However, given the current inflation backdrop, we will be paying close attention to numerous factors between now and July of next year, including competitive conditions and customer dynamics as well as the trajectory of our own costs. And we'll approach next year's rate increases thoughtfully and deliberately as always with a view to long-term value creation for our unitholders.
With that, operator, we are now ready to open the call for questions.
[Operator Instructions] The first question comes from Theresa Chen of Barclays.
Aaron, I wanted to touch first on your comments about inflation and the expected rate increase going into 2023. Understand that for the 30% that is subject to FERC indexation, you have a very deliberate process there. For the rest of your refined products footprint, the 70% subject to market rates, is there upside risk to that single digit -- mid-single-digit rate increase that you've been able to get for the past few years given the inflation pressures that we're seeing today?

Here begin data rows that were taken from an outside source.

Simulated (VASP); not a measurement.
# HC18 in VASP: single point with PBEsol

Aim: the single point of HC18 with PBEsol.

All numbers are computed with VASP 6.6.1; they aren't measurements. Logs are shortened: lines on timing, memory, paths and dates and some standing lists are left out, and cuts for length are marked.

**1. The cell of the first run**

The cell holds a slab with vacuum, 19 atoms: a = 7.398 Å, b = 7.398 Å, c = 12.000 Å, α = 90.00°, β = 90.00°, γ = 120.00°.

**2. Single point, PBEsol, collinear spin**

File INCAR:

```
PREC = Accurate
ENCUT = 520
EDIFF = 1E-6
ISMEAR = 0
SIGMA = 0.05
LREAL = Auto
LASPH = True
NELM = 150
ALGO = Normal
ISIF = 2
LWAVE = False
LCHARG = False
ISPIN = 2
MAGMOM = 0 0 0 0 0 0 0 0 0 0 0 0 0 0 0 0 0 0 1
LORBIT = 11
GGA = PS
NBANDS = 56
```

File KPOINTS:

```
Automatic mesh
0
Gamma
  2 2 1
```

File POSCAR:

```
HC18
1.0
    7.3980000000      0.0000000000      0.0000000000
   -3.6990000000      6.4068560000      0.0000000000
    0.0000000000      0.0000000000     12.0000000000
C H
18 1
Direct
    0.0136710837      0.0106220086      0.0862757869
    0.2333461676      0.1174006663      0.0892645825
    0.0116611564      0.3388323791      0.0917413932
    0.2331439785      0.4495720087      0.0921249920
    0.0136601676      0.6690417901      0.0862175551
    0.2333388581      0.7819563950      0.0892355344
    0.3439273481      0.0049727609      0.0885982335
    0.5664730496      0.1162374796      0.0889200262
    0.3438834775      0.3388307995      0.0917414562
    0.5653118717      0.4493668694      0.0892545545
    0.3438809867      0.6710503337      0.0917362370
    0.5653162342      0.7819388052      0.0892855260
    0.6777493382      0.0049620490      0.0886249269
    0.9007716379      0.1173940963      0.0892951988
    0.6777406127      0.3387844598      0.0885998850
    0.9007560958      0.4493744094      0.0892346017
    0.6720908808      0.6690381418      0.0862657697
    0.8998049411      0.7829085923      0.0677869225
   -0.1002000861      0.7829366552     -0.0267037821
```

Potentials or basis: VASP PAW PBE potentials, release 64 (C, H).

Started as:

So when we think about our market rates and our index rates, as you mentioned, we have a thoughtful process. We go by market by market and make sure that we're making good long-term decisions.
When you look at the market rates versus the index rates, those haven't always followed by the same amount. And I don't feel that we're tied to the market rates needing to follow the index rates. And the process that we'll go through is looking at those market-based rates, looking at the competitive dynamics and making the decision at that time.
Obviously, this year, we didn't raise the market base rates as dramatically as we raised the index rates. I don't know if that pattern will necessarily continue. It may.
But I think on inflation for us, the general comment I would make is we feel that we'll be able to raise our rates at a rate that will exceed our cost inflation. And through that benefit, the question is going to be when we get to July, what's the market look like and how much of that benefit are we going to be able to realize. Does that answer your question, Theresa?
Yes. And then on the subject of cost inflation, the refined products operating expenses this quarter, I'm just seeing that significant step-up. Can you just remind us what a normalized run rate should be from here?
A normalized run rate for expenses generally?
For that refined products expense line, the 136.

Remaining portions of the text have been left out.